Uber, DoorDash and Grubhub did not respond to requests for comment.

To comply with the Dynamex test, Sacramento barbershop and cocktail lounge Bottle & Barlow last summer reclassified its barber staff as employees, instead of independent contractors. The shop’s seven barbers quit.

“It was strictly a business decision for me,” one of the barbers, Adrian Olivares, 27, said in an interview. “We would be making minimum wage plus commission, [but] you can’t live off that. We all have bills to pay, and a lot of us have kids.”

Olivares, who is married with a young daughter, estimates that switching to minimum wage plus commission would have cut his pay by 60 percent.

Within three weeks of quitting, Olivares and three co-workers leased a storefront, gutted the space and refurbished it with fresh paint and new barber chairs. The shop opened under the name Midtown Barbershop, but Olivares and his associates operate as individual businesses, and they pay rent to control their respective chairs.

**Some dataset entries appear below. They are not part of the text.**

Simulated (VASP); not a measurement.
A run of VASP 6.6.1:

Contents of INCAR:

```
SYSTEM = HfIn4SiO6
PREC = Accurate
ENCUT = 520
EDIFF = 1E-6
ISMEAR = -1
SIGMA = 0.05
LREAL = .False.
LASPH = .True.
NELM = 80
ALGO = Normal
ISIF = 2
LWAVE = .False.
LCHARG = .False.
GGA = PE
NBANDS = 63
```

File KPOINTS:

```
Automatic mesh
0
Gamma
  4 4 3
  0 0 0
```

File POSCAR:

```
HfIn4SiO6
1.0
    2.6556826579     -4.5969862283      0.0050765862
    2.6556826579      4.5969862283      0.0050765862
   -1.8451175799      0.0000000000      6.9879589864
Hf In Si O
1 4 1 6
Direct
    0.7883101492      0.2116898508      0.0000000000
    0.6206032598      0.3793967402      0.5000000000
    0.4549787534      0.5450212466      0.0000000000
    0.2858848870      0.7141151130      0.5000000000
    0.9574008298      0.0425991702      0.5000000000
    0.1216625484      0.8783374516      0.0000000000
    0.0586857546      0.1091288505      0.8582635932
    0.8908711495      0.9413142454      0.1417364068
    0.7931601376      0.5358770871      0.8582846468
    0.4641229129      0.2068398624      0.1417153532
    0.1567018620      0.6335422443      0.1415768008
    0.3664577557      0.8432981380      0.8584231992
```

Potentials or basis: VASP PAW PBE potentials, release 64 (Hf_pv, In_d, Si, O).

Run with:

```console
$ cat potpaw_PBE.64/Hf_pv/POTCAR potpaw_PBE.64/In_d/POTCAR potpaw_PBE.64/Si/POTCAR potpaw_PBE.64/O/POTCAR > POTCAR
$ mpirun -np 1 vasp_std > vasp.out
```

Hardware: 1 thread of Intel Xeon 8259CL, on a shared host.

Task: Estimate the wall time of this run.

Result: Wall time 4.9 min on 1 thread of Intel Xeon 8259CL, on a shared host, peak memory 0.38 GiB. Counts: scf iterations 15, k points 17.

But Midtown Barbershop, at least on paper, is not a barber shop—it’s a real estate company. That allows the barbers to rent the chairs and classify themselves as independent contractors. But it also means the barbers have to secure a business license, on top of their state barber license.

Competing Legislation

Assemblywoman Gonzalez in an interview said she intends to include a carveout in her bill for hair stylists and barbers to remain independent contractors but for not truckers, saying that historically they have been employees.

Jennifer Barrera, executive vice president of the California Chamber of Commerce, which has criticized the Dynamex decision, said she anticipates a vigorous debate in the legislature over who should be exempt from the test under the proposed legislation.

“Some [carveouts] we’ll agree on, and others we won’t,” Barrera said in an interview.

Meanwhile, Republican Assemblywoman Melissa Melendez has introduced a bill that would implement a “multifactor test” for classifying workers, overriding the Dynamex test and making it easier for employers to classify workers as independent contractors.

“Without clear legislative action, the Dynamex case could unravel gig and tech economies and threaten the traditional business models of Realtors, teachers, beauticians, truck drivers, construction trades and countless other professions,” Melendez said in a statement.

Last year, nine gig economy companies, including Uber and Lyft, signed a letter addressed to then-Gov. Jerry Brown’s secretary of labor and cabinet secretary, warning that the Dynamex ruling could “decimate businesses” and “stifl[e] innovation.”

Another company to sign the letter, the delivery service Postmates, doesn’t want to reclassify its workers as employees, according to its vice president of global public policy and strategic communications, Vikrum Aiyer. But, Aiyer added, Postmates and other tech companies “have an obligation to work with labor unions and policymakers to explore creative ways to achieve the best practices and protections for workers.”

Lyft also is working with drivers and lawmakers to find a potential middle ground, Mahanta said in a statement. “We are engaging with drivers, labor and policymakers to actively explore options to allow drivers to maintain this flexibility while also addressing the lack of benefits for independent contractors.”